YET, INVESTORS RARELY TIRE of the old-wine-in-new-bottles routine. This isn't because they are stupid. Each year's set of predictions about which sector is poised to advance appeals to them, because most are trapped and need to make money to retire or send their kids to college or pay for other big-ticket items.

Since most predictions prove wrong—who thought the financial sector would still be on life support at the end of 2011?—it is better to focus on what is known to work, not on what might work. Make Tanstaafl—There Ain't No Such Thing as a Free Lunch—your 2012 mantra. Rather than wagering on what might be, look for disciplined approaches made truer by time.

Focus on dividends, and yield-enhancing options strategies. Rather than trying to make the next big score, look at stocks that pay healthy dividends. Dividends, after all, account for about 45% of historical equity-investing gains.

Many sophisticated investors did just that in 2011. Some even bought the SPDR S&P Dividend ETF (ticker: SDY), made up of the 60 highest dividend-yielding stocks in the S&P 1500, and shorted the SPDR S&P 500 (SPY). (For the year through Thursday, SDY was up 6% and SPY was up 0.77%.)

In 2012, rather than taking the risk of shorting the Standard & Poor's 500, use the SPDR S&P Dividend list for long stock ideas. Top holdings include Pitney Bowes (PBI), AT&T (T), Leggett & Platt (LEG), Consolidated Edison (ED), Kimberly Clark (KMB), Sysco (SYY) and Clorox (CLX).

At the same time, resolve to master yield-enhancement options strategies. Visit optionseducation.org, a Website funded by the options industry. Study the covered-call strategy that studies have shown to outperform buy-and-hold investing. By selling calls against stocks that they own, or are interested in buying, investors can potentially increase their returns.

SOME COVERED-CALL SALES can generate more money than the actual dividends on the underlying stocks. If the stock isn't called away, the money received for selling the call increases your investment returns.

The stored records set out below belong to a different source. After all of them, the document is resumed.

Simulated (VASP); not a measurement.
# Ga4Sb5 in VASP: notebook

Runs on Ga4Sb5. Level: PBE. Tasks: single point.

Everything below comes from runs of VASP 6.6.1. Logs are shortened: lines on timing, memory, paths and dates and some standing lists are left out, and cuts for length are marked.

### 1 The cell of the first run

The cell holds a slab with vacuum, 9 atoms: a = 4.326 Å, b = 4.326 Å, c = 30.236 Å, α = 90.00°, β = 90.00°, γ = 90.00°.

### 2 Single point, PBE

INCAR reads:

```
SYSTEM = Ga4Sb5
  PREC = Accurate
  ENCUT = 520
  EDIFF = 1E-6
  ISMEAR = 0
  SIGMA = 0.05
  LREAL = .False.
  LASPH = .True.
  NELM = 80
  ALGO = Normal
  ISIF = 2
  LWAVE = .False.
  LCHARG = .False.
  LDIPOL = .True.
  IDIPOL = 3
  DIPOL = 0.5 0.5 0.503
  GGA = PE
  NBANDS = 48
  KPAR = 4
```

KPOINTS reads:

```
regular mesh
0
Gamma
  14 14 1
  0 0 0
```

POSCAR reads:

If the stock is called away, sell a put and try to buy back the shares at a lower price. If you can't repurchase the stock, keep selling puts to generate more conditional dividends. Again, the money received from selling these could exceed the stock's dividend yield. If you do buy the stock because it slid below the put's strike price, the premium will have lowered the purchase price and increased the shares' dividend yield.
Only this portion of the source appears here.